What Are They Good At?
Blocking Out Noise
Before we get into this, it’s important to note that these aren’t noise cancelling earbuds – so loud sounds are still going to filter through. But I found that general night time noise from the street was masked well and faded away once I had the sounds playing. And when partner spoke next to me, his voice became incredibly muffled.
I got these results from having the earbuds at 50% loudness. I also bumped them up to 75% and 100% when loud cars went past (we live on a main road where people love to blast their tunes and drag race) and I could still faintly hear them.
So why not have them set to 100% all the time? Because it was uncomfortably loud for me personally. I definitely would not be able to sleep with even the most relaxing sounds blasting at that level. That being said, the tracks are designed to not cause hearing damage and having them that high may be fine for other people.
Battery And Charging Case
One of my favourite things about the Sleepbuds is its charging chase. Not only is it sleek and incredibly lightweight, it provides the buds with 16 hours of power before it needs to be charged up again. This make its perfect for long haul flights and business trips.

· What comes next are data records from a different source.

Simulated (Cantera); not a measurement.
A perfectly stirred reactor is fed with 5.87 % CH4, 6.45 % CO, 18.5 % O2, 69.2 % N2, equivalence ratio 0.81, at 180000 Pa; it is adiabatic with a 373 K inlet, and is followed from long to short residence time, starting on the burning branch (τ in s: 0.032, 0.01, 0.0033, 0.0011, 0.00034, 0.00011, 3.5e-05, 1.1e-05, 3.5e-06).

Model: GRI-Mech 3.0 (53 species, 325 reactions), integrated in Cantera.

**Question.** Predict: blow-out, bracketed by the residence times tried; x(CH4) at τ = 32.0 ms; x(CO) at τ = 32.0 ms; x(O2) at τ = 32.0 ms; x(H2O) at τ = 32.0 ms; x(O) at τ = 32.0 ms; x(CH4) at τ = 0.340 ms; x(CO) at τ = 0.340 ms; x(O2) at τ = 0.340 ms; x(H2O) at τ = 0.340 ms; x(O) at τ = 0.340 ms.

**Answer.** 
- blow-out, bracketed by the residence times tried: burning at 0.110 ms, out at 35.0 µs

You can see how much charge the case has left by its lights, and the buds magnetically snap into place when you want to juice them up. You can also check how much charge the buds themselves have left via the Bose Sleep app.
The downside to the truly impressive battery life is that it comes at a cost, but we’ll get to that.
This may seem like an odd inclusion. After all, every phone is capable of this functionality. But they don’t deliver those demonic sounds directly into your ear holes. The sleepbuds do.
I adore this feature – it’s great for anyone with a partner who doesn’t get up at the same time as them. My fiancee and I are both journalists and usually get up around the same time… Except during hardware launch season.
These were awesome when I had to get up at 2am for the new iPhone launch, as well as the Google Pixel 3 and Huawei Mate 20 announcement. They allowed me to be woken from my peaceful slumber that without blasting an alarm throughout the entire bedroom.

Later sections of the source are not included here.